Multicultural Teacher
Collaboration Group

Program or activity contact person
Oscar Peñaranda, Logan High School, 1800 H St., Union City, CA 94587 Tel: (510) 471- 2520 E-mail Address: oscar_penaranda@nhusd.k12.ca.us

Summary
The Multicultural Collaboration Group consists of 10 -15 teachers who are committed to developing students' understandings of their own ethnic and cultural heritage and that of others. These teachers have created a large array of elective and required courses that infuse concepts such as culture, ethnicity, race, and nationality in the curriculum, teaching students to recognize the distinctions among these concepts and to question the validity of "race" as a scientific category.

Location(s) of program or activity
Logan High School

What population is served by this program or activity?
Students in grades 10-12. All students are required to take 1 semester of an ethnic studies or multicultural studies course in order to graduate.
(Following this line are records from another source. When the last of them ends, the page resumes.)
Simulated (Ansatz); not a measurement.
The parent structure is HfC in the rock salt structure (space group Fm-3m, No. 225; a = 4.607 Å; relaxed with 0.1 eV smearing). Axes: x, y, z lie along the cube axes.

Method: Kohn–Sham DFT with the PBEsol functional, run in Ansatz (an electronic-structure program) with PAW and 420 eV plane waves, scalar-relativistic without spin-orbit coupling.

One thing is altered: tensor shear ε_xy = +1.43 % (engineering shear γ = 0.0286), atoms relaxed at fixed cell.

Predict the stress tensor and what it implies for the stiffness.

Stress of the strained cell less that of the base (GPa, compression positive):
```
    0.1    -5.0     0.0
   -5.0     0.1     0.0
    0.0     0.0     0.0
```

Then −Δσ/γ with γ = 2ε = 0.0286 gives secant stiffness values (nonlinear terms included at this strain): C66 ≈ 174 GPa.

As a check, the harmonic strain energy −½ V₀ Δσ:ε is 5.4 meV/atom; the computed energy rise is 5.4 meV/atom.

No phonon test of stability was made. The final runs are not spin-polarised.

When did this program or activity begin?
The Multicultural Collaboration Group began in 1995-96. Ethnic studies courses, however, have been taught at this school since the first Black History course in 1974.

How often and for how long does the program or activity take place?
The Multicultural Collaboration Group meets once a week during the school year (the district provides an hour and a half of paid collaboration time per week to its teachers). Courses initiated by teachers in this group meet daily.

What organizations are involved in the program?
New Haven Unified School District, Logan High School 

Integrating Anthropological Concepts in High School Curriculum:
The Multicultural Collaboration Group, Logan High School

Description

At Logan High School, students have a wide range of opportunities to be exposed to anthropological concepts and scholarly knowledge about race, ethnicity, culture, and nationality. The efforts to establish these opportunities have a long history, beginning in 1974 with the first "African American History" course, and culminating most recently with a new district policy requiring 5 units (1 semester) of multicultural studies in order for a student to graduate (1999). To complete this requirement, students can choose from ethnic studies courses, including African American History; African American Experience; Mexican American Heritage; Contemporary Hispanic America; Asian American Studies; and Filipino American Heritage. They can also satisfy the requirement by taking a new course called "Introduction to Ethnic and Women's Studies" which addresses common issues in the experience of many ethnic groups in the U.S.

These curricular interventions at Logan High School are the result of years of cumulative efforts by various teachers. Many of these teachers, though they are not themselves anthropologists, are skilled at infusing anthropological concepts in the curriculum, which includes sociological, psychological, and historical as well as anthropological content. Students in one course, for example, learn that the division of human beings into distinct "races" is not scientifically valid, in spite of the fact that racial categories appear on the census forms and many other government forms. They learn that "race" is nonetheless an important social construct and that racism exists because people and institutions continue to perceive and act as if there were racially distinct groups. In another course, students learn about "decolonization" in the context of their own experiences as Americans of Filipino, Latino, African, and other descents. All of these courses help students understand that cultural groups are not tightly bounded, uniform, and static. Teachers provide learning activities that communicate contemporary knowledge of culture, such as its constantly changing nature, the variations within any given cultural group, and urban areas as cultural borderlands where many cultural groups interact. While these concepts are infused in the curriculum and instruction, they are not necessarily identified as "anthropology." Thus while students may leave these courses with a beginning understanding of anthropological concepts, they do not necessarily know that what they have been learning is "anthropology."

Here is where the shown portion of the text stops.